User home directory storage#

All users on all the hubs get a home directory with persistent storage.

Why NFS?#

NFS isn’t a particularly cloud-native technology. It isn’t highly available nor fault tolerant by default, and is a single point of failure. However, it is currently the best of the alternatives available for user home directories, and so we use it.

  1. Home directories need to be fully POSIX compliant file systems that work with minimal edge cases, since this is what most instructional code assumes. This rules out object-store backed filesystems such as s3fs.

  2. Users don’t usually need guaranteed space or IOPS, so providing them each a persistent cloud disk gets unnecessarily expensive - since we are paying for it wether it is used or not.

    When we did use one persistent disk per user, the storage cost dwarfed everything else by an order of magnitude for no apparent benefit.

    Attaching cloud disks to user pods also takes on average about 30s on Google Cloud, and much longer on Azure. NFS mounts pretty quickly, getting this down to a second or less.

We’ll probably be on some form of NFS for the foreseeable future.

NFS Server#

We currently have two approaches to running NFS Servers.

  1. Run a hand-maintained NFS Server with ZFS SSD disks.

    This gives us control over performance, size and most importantly, server options. We use anonuid=1000, so all reads / writes from the cluster are treated as if they have uid 1000, which is the uid all user processes run as. This prevents us from having to muck about permissions & chowns - particularly since Kubernetes creates new directories on volumes as root with strict permissions (see issue).

  2. Use a hosted NFS service like Google Cloud Filestore.

    We do not have to perform any maintenance if we use this - but we have no control over the host machine either. This necessitates some extra work to deal with the permission issues - see jupyterhub.singleuser.initContainers in the common.yaml of a hub that uses this method.

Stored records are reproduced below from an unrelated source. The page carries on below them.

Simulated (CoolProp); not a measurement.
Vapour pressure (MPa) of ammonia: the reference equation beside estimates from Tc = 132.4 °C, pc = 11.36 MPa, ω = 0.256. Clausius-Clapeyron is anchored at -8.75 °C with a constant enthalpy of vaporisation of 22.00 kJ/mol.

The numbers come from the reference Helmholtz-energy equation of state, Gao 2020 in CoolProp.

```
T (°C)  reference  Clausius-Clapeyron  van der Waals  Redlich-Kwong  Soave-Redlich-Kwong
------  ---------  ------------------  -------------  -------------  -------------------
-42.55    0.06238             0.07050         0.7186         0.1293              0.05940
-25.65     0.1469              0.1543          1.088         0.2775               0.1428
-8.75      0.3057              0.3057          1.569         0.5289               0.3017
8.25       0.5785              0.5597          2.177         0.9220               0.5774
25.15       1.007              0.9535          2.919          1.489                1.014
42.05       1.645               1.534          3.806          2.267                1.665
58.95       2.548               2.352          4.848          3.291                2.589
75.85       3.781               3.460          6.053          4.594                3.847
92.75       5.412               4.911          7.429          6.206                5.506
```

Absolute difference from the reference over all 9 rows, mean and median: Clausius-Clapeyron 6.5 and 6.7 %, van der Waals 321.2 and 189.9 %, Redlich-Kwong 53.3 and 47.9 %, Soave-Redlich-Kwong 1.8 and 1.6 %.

Right now, every hub except data8x is using the first approach - primarily because Google Cloud Filestore was not available when they were first set up. data8x is using the second approach, and if proven reliable we will switch everything to it the next semester.

Home directory paths#

Each user on each hub gets their own directory on the server that gets treated as their home directory. The staging & prod servers share home directory paths, so users get the same home directories on both.

For most hubs, the user’s home directory path relative to the exported NFS directory is <hub-name>/home/<user-name>. Prefixing the path with the name of the hub allows us to use the same NFS share for many number of hubs.

NFS Client#

We currently have two approaches for mounting the user’s home directory into each user’s pod.

  1. Mount the NFS Share once per node to a well known location, and use hostpath volumes with a subpath on the user pod to mount the correct directory on the user pod.

    This lets us get away with one NFS mount per node, rather than one per pod. See hub/templates/nfs-mounter.yaml to see how we mount this on the nodes. It’s a bit of a hack, and if we want to keep using this method should be turned into a CSI Driver instead.

  2. Use the Kubernetes NFS Volume provider.

    This doesn’t require hacks, but leads to at least 2 NFS mounts per user per node, often leading to hundreds of NFS mounts per node. This might or might not be a problem.

Most hubs use the first method, while data8x is trialing the second method. If it goes well, we might switch to using the second method for everything.

We also try to mount everything as soft, since we would rather have a write fail than have processes go into uninterruptible sleep mode (D) where they can not usually be killed when NFS server runs into issues.